Diamond Jubilee Scholarships launched to help address key skills shortage
The Institution of Engineering & Technology (IET), Europe’s biggest professional engineering body, has launched a new scholarships programme aimed at those embarking upon an IET accredited engineering or technology UK degree course in 2013.

The Diamond Jubilee Scholarships are named in honour of the IET’s patron, Her Majesty the Queen, and aim to help address the science, technology, engineering and maths (STEM) skills shortage in the UK.

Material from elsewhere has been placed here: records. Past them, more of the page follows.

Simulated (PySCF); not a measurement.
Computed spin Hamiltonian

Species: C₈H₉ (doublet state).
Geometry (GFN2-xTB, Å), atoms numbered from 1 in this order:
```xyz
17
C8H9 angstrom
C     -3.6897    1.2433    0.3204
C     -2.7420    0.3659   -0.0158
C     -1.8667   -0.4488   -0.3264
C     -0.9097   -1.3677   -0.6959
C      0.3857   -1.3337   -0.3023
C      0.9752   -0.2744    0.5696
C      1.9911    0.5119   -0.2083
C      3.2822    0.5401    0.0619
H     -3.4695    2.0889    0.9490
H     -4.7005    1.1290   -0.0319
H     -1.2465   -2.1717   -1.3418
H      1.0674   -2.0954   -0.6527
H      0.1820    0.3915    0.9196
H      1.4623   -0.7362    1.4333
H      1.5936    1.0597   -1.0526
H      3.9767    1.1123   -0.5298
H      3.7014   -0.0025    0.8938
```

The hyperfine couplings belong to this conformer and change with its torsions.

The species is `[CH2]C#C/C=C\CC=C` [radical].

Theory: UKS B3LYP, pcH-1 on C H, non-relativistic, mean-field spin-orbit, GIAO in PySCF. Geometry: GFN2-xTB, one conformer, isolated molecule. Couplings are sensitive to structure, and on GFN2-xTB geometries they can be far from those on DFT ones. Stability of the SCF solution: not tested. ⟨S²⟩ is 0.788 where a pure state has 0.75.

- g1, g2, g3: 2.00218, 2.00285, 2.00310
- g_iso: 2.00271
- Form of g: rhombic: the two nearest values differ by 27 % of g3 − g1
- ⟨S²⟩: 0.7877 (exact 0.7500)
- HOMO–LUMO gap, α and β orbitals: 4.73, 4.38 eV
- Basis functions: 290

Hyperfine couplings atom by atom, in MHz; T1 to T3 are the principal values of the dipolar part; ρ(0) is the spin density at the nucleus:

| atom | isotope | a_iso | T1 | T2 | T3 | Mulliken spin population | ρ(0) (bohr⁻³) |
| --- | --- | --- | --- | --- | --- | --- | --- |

Professor Andy Hopper, IET Deputy President, said: "The main aim of the initiative is to encourage the brightest and best students to study IET accredited courses, which will put them on a path that is not only challenging and rewarding, but is also vital to future prosperity.  One of the important roles of the Institution of Engineering and Technology is to catalyse and promote interactions between industry and academia. In the current economic climate, the flow of ideas, knowledge, and skilled people from universities into industry is more important than at any time in recent history. The role to be played by the IET in this respect assumes even greater importance and the IET's Board of Trustees has made a significant commitment to the next generation of engineers".

Entry opens for applications in January 2013. Students who meet the minimum criteria will be entitled to an IET scholarship of £1,000 per year for the duration of their degree course. Entrants will need to have achieved 3 ‘A’ grades at A-level; must be embarking upon an IET accredited programme from September or October 2013; a UK resident; and not in receipt of another IET scholarship or grant.

In 2011 the IET provided over £500,000 in awards, prizes and scholarships to promote excellence and research in the sector, endorse women entering the profession and encourage the next generation of engineers and technicians.